Newcomers and old-timers alike can benefit from a graphical point-and-click user interface. This chapter shows you how Red Hat Linux starts a graphical login screen so that you can stay in the graphical environment. This chapter also provides an overview of the GNOME and KDE graphical user interfaces and explains how to customize the appearance of X applications. The next chapter introduces you to common Linux applications.
By reading this chapter, you learn the following:
After Linux boots, a process named init starts all the other processes. The exact set of initial processes depends on the run level, which typically is a number ranging from 0 to 6. The /etc/inittab file specifies the processes that start at each run level. The /etc/inittab file specifies that a graphical display manager starts at run level 5. In Red Hat Linux, the GNOME Display Manager (gdm) provides the graphical login prompt. The Red Hat Linux installation program can set up a graphical login for you.
If you install KDE, you can opt to run the KDE Display Manager (KDM). To do so, add the line DISPLAYMANAGER="KDE" to the /etc/sysconfig/desktop file.
You can configure the initial graphical login screen through configuration files for gdm and kdm. For gdm, the configuration file is /etc/X11/gdm/gdm.conf and for kdm, the file is /usr/share/config/kdm/kdmrc. This chapter explains both of these configuration files.

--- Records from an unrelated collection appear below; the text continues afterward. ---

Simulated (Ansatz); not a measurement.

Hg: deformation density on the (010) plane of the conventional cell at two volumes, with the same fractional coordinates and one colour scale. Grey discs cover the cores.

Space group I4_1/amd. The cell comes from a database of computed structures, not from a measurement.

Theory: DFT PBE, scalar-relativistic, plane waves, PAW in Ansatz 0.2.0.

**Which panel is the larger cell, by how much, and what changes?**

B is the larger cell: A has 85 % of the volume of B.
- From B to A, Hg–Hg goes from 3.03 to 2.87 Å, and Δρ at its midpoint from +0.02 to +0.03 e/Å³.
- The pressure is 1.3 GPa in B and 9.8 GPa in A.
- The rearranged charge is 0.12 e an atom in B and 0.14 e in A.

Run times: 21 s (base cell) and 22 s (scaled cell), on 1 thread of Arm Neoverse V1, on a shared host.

GNOME and KDE are two popular GUIs for Linux. Red Hat Linux comes with both GNOME and KDE, but your system starts with GNOME as the default GUI. You can use the switchdesk utility to change your default GUI to KDE.
Both GNOME and KDE are similar to other modern desktop environments, such as Apple Mac OS and Microsoft Windows. Therefore, you can easily learn to use GNOME and KDE. Both include control centers from which you can customize various aspects of the desktop, including the appearance.